Statistics 850 yandell
Homework # 7-Due Mon 10 Apr
NOTE: You CANNOT use the computer for this assignment.
All you need is on the attached printout, plus the ability to square numbers.
Last Thursday I got an email from a colleague, Sam Weerahandi, at
BellCore who is concerned about analysis of variance when variances
are unequal. He sent me a small dataset and some discussion. Since
it was so timely, you get to see it for homework!
There are four groups and a total of 31 observations. As you will
see, the standard deviations range from 1.5 to 5.7. One might choose
to ignore this variability, but read on!
1. Write done the usual assumptions and report the results of the
usual analysis of variance.
2. BY HAND, make a ``dot plot'' of the data, using letter symbols for
group. Comment.
Now drop the assumption that variances are equal.
3. Note that lack of obvious relationship between mean and
variance by group (PLOT THEM).
4. Instead, use the inverse of group variance as
weight. Briefly justify this choice (why might this be reasonable).
Now briefly critique it (why is it silly in this problem). How does
the use of estimates of group variances affect the p-value? [Hint:
examine the new SDs.]
5. Replace the observations by their ranks and rerun the usual
analysis of variance. [This test is an approximation of the
Kruskal-Wallis test.] Comment on whether this a reasonable approach
for this problem. [Hint: what assumption(s) are helped by using
ranks?]
6. The exact test differs from all of these. It is based on the
randomization principle. That is, if there are no group differences,
then all assignments of group labels to the data are equally likely.
That is, one could (in theory) examine every permutation of the 31
responses (with 9 A's, 7 B's, 8 C's and 7 D's) and compute the F
statistic for each one. The p-value is then the proportion of F
values that are as extreme or larger than the one observed.
According to my source, the ``right'' p-value for the raw data is
.030, or for the ranks (exact Kruskal-Wallis) is .06.
Comment on the disparity among p-values (you now have 5 different
ones!). What is your conclusion about differences among groups?
[Again, be brief. There is no ``right'' answer to my question,
anyway!]
Now think about inference on the variances themselves.
7. Calculate the ratio of the largest to smallest variances. This is
Hartley's F-max test. [``Liberal'' (using sample size 9, 4 groups)
critical values for 5% and 1% are, respectively, 7.18 and 11.7. See
Milliken and Johnson Table A.1.] This is a very easy test to perform.
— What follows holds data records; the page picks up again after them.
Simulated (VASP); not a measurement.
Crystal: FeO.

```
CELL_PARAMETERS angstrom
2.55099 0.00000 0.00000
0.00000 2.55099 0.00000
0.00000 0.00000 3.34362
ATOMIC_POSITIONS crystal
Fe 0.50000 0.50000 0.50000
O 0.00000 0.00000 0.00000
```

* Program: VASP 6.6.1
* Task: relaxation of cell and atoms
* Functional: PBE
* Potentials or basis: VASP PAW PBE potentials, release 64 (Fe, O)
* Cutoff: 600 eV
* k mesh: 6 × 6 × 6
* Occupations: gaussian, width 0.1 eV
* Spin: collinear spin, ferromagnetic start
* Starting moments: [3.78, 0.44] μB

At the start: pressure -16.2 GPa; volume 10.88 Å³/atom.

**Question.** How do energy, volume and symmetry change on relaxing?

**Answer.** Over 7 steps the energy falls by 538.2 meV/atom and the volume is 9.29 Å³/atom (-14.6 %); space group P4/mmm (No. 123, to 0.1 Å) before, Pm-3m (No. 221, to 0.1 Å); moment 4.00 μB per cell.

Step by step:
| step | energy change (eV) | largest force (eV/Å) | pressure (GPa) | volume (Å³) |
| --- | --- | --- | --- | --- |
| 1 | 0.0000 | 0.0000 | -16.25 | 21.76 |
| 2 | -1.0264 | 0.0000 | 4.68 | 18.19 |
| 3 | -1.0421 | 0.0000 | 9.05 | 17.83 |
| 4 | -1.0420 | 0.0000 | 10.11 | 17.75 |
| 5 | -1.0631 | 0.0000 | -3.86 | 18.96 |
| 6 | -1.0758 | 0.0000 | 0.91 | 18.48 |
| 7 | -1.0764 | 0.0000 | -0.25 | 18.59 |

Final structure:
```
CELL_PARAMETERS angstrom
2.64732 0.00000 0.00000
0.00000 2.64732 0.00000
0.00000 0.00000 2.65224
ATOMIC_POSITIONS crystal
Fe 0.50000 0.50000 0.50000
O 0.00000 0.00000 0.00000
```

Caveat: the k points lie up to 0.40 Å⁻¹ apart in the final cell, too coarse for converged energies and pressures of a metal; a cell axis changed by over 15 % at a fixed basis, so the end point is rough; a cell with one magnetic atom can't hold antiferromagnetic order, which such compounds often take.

Unfortunately, it relies heavily on the normal assumption, and is best
for balanced data. Interpret results, with cautions for this data
set.
8. Conduct Levene's test for unequal variance (see SAS printout).
This test is not sensitive to departures from normality (based on
simulation studies - see Milliken and Johnson), and can be used for
small samples. Interpret results.
9. Comment briefly on the dilemna of testing for equal variance before
conducting analysis of variance. How is this problem lessened (or
greatened) by increasing sample size?